Page MenuHomePhabricator

Wikibase uses multiple different mappings to standardise language codes
Open, Needs TriagePublic

Description

MediaWiki has a mapping for language codes in includes/language/LanguageCode.php. Wikibase has its own mapping in repo/config/Wikibase.default.php.

Some are the same:

CodeMediaWiki and Wikibase
de-formalde-x-formal
es-formales-x-formal
hu-formalhu-x-formal
map-bmsjv-x-bms
nl-informalnl-x-informal
simpleen-simple

Some are different:

CodeMediaWikiWikibase
cbk-zamcbkcbk-x-zam
crhcrh (not changed)crh-Latn
nrmnrffr-x-nrm
roa-taranap-x-tarait-x-tara

The Wikibase mapping is only used for sitelinks in RDF (as far as I can tell). Elsewhere in RDF, they are not converted (the ticket for that is T243428). When displaying entities, the HTML lang attributes use the MediaWiki mapping. This results in the same language code being standardised in different ways.

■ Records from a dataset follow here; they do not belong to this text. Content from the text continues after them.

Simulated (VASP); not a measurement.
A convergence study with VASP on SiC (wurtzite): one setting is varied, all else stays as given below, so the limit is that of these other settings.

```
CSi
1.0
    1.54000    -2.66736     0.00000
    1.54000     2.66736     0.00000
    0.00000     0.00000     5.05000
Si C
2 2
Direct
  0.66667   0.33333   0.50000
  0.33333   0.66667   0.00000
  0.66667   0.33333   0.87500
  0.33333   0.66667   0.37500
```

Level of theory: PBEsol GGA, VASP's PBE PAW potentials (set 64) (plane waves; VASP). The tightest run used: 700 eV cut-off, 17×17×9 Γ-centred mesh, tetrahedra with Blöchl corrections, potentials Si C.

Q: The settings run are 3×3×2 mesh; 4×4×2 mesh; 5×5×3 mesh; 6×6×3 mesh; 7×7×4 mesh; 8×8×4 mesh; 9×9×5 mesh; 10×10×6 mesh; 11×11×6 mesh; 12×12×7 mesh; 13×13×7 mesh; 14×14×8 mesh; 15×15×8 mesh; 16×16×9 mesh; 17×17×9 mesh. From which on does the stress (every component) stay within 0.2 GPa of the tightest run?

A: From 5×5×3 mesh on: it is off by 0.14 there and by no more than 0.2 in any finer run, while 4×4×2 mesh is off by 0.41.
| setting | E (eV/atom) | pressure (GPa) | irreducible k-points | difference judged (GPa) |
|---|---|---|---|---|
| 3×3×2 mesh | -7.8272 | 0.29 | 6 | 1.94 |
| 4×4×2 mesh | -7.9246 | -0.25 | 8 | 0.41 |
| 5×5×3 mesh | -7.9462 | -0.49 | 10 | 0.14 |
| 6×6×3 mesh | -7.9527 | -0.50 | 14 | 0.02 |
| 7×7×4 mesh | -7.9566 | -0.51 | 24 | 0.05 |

For example: On https://www.wikidata.org/wiki/Q5296, the roa-tara.wikipedia.org sitelink has lang="nap-x-tara" and hreflang="nap-x-tara" in the HTML and on https://roa-tara.wikipedia.org/ the <html> element has lang="nap-x-tara", whereas the RDF has schema:inLanguage "it-x-tara" and schema:name "Pagene Prengepále"@it-x-tara.

These are describing the same text/page and HTML and RDF both use the same standard for language codes (BCP 47) so the language code should be the same in both places.

The function which uses Wikibase's mapping (in repo/includes/Rdf/RdfVocabulary.php) already uses LanguageCode::bcp47 (which uses MediaWiki's mapping), so perhaps Wikibase doesn't need its own mapping at all. If it needs to be possible to customise the mapping, it would probably make more sense for the MediaWiki list to be customisable.